Licenses and Permits
Before you finish putting your menu together, building your perfectly retrofitted cart or truck or setting up your kiosk, you need to get your licensing in order. While that’s not one of the more exciting aspects of your entrepreneurial pursuit, it’s one of the most important. It is, in fact, the overall commitment to more stringent health codes and sanitary regulations that have paved the way for food vehicles to generate such a mass following. The knock against food carts and trucks has long been that they were neither clean nor sanitary. Now, as that widespread perception changes, foodies and nonfoodies alike can enjoy their fare with confidence that those running the business are doing their utmost to meet, and surpass, sanitary requirements.
It would probably take several volumes to list and explain the numerous permits and licensing requirements because each state as well as most cities and even counties have their own. However, there are many universal concerns that need to be addressed. Typically, your local department of health will have the information you need. Therefore, you can get started by looking up the local health department online or in your local Yellow Pages and calling to inquire about the necessary requirements. The state or city will have specific requirements that must be met depending on your mode of operation.

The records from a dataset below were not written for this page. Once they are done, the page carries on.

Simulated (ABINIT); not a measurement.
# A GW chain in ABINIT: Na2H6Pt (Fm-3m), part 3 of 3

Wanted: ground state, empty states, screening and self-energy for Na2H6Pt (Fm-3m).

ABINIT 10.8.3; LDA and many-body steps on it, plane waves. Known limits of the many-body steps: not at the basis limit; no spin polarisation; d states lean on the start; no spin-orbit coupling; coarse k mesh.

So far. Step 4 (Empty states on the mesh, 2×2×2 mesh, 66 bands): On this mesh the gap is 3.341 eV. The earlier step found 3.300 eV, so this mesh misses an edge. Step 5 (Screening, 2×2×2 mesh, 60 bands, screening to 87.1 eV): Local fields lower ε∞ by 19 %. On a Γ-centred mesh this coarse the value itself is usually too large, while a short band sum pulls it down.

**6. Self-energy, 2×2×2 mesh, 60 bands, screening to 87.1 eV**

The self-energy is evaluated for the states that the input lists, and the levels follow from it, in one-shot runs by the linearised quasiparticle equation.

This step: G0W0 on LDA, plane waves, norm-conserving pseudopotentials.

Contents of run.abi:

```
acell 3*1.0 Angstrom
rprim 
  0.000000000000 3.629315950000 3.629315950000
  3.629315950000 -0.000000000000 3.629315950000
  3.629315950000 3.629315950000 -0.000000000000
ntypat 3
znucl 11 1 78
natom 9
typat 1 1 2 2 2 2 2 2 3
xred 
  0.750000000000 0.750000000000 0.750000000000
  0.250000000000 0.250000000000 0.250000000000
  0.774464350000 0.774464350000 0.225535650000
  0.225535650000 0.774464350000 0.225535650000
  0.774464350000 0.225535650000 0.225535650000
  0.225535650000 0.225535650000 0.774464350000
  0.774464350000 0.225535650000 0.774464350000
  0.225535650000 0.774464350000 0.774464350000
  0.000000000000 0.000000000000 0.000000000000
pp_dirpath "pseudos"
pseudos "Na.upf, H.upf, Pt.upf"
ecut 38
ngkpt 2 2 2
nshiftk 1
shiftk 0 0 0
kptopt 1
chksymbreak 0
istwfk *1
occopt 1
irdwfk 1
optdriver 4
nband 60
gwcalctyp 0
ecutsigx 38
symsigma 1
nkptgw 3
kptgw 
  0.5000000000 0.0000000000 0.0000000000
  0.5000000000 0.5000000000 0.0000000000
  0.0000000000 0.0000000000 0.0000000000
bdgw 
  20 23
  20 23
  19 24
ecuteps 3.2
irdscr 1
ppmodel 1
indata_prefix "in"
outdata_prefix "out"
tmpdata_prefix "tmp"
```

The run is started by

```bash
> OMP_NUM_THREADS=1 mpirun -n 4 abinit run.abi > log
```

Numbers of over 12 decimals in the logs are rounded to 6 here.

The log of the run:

If you are selling prepackaged foods, you are not considered a food handler and may have less stringent requirements than if you are actually preparing foods or even scooping ice cream. As long as food is unwrapped, you are typically considered to be a food handler and must meet specific regulations. While your cart or truck designer will not know the nuances of each city’s requirements, he or she can usually help you meet health standards. Before you can hit the road, health inspectors will inspect your vehicle. What are inspectors actually looking for? In Washington, D.C., for example, an inspection is conducted to verify the following:
- Proof of ownership, proper identification and license (of the vehicle)
- Proof of District-issued Food Manager Identification Card
- Food-purchase record storage and record keeping
- That your depot, commissary or service support facility meets your vending unit operation needs
- Copy of license for the service support facility and/or a recent inspection report.
Food vehicles are typically inspected at least once a year by a health department inspector, sometimes randomly. The inspector checks to see how food is stored so that it does not spoil and that it is kept at the proper temperature. All food equipment as well as sinks and water supplies are checked. Commercial kitchens and garages in which food vehicles are kept are also inspected frequently and can be given high fines if they do not meet health and fire codes. Some have been shut down because of too many violations. Likewise, trucks and carts have lost their licenses over repeated violations.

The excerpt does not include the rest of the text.